Things I saw in Rome
June 3 2014
Pictures: BG
I think I mentioned that I went to Rome recently - anyway, here are a couple of things I saw, and meant to post something about, but forgot.
The first is Holbein's famous portrait of Henry VIII. I say famous, because it's such a well-known image - the formidable, face-on portrait of Henry in all his miserable glory known through hundreds of copies - but it's long been thought that we don't actually have a surviving original by Holbein. The portrait in the Thyssen collection in Madrid pre-dates the face-on type, and shows Henry turned to the right, as does the cartoon drawing in the NPG London. The 1536 Whitehall mural, for which Holbein solved the problem of Henry's bulk by turning his face towards the viewer, was destroyed by fire in 1698.
However, I had a close look at the version in the National Gallery in Rome. I'm sure it's by Holbein, and is by far the best version I've seen. It has some condition issues, which make it hard to assess many of the details, especially from photographs. But there's no real reason not to believe its traditional attribution. If I recall correctly, a row about its attribution resulted in it not being loaned to the Tate's 2006 Holbein exhibition. It was downgraded in John Rowlands' 1985 catalogue raisonne. I saw the image pasted onto various walls as part of a protest against pollution (above).

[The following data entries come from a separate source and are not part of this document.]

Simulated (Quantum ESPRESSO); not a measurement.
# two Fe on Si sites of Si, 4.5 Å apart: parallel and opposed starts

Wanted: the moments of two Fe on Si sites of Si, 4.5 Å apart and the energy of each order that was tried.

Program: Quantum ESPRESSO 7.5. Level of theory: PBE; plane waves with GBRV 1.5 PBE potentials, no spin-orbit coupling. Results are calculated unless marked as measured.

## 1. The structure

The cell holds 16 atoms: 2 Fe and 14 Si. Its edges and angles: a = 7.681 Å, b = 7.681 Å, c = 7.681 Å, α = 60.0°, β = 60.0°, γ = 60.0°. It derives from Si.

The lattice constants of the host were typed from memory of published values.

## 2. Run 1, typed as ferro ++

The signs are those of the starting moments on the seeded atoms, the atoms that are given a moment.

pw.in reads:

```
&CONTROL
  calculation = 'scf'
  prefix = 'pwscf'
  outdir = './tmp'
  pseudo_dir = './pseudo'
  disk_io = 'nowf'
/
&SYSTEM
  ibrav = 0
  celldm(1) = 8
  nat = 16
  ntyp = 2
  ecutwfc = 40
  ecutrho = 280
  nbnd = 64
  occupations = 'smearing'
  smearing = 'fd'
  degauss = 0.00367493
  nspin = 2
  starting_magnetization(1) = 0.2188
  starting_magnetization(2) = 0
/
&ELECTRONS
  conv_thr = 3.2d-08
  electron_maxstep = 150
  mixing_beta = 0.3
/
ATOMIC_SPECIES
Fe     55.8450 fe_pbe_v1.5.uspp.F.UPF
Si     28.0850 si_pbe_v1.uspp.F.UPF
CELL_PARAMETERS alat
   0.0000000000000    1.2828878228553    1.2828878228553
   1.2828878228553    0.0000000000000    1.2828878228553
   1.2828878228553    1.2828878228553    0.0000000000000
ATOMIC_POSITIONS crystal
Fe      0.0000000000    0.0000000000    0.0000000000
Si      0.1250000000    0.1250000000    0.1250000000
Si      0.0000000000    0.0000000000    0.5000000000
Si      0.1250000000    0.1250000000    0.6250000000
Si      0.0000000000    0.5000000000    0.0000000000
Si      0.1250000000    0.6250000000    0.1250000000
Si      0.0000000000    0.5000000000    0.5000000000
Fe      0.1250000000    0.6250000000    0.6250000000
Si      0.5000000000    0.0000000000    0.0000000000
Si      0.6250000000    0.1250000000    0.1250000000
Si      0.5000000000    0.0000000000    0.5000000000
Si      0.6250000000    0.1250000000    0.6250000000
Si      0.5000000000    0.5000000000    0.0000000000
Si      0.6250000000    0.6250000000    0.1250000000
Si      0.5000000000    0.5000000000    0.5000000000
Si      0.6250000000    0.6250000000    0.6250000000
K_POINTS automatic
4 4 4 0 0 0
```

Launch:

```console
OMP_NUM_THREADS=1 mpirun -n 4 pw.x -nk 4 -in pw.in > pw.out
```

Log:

I also came across another English king in a curious place; George IV in a full-length attributed to Sir Thomas Lawrence. It suddenly appears (below) at the end of the art gallery in the Vatican museums, after swathes of Raphaels and Caravaggios, and all manner of religious pictures, as if they had nowhere else to put it. Most curious. I say 'attributed to', by the way, because it felt a bit studio-ish to me.